01 junio 2016

los bancos "universales"

Interesantes comentarios que se han publicado en el FT. Ayer volvió a caer con fuerza la banca, cuyos accionistas castigan ante las dudas del sector:
Lex in-depth: Universal Banks
One-stop banks always have an excuse for lacklustre performance, but it is time for them to make bold changes
It was a cruel moment. A barb from a direct competitor at a sensitive time. As JPMorgan Chase was preparing its fourth quarter numbers in January, Goldman Sachs took aim. "Debate about a break-up growing louder," its analysts wrote, they then proceeded to lay out the case for splitting JPMorgan in to two (or even four).
The Goldman analysts were right to raise the question. Although it dislikes the term, JPMorgan is a prime example of a universal bank. Others — Citigroup, Bank of America Merrill Lynch, Barclays, Deutsche Bank — also combine retail and investment banking but JPMorgan is the most prominent.

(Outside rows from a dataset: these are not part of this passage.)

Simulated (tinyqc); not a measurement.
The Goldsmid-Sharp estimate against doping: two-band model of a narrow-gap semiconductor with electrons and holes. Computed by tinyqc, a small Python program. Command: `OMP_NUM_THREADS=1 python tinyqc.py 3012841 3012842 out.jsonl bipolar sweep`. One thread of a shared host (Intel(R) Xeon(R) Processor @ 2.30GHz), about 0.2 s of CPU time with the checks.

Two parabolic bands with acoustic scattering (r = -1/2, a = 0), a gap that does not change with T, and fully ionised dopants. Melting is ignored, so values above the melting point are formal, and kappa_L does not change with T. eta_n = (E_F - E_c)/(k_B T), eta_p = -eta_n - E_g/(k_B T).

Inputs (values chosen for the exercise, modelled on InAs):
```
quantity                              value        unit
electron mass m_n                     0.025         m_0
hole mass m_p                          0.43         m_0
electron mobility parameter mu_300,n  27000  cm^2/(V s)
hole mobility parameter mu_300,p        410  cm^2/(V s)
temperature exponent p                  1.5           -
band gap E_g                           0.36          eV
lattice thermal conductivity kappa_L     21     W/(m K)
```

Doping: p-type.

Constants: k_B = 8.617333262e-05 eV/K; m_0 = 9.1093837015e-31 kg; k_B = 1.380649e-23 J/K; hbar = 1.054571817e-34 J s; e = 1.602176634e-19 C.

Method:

And universal banks have been, to put it politely, a disappointment. JPMorgan produced a return on equity of 9.4 per cent last year. That is barely adequate but it is the best of a bad bunch. None of the others made it past 5 per cent. And last year was not out of the ordinary. Those five universal banks together have managed an average return on equity of 5 per cent over the past five years. There is always an excuse — fines, new rules, restructuring charges, tough conditions in one market or another — but these are all part and parcel of universal banking.
Compare that with the specialists. Look at Wells Fargo, which is predominantly in the retail sector, with a 12 per cent five-year average ROE. Or even Goldman, a pure investment bank, with 11 per cent.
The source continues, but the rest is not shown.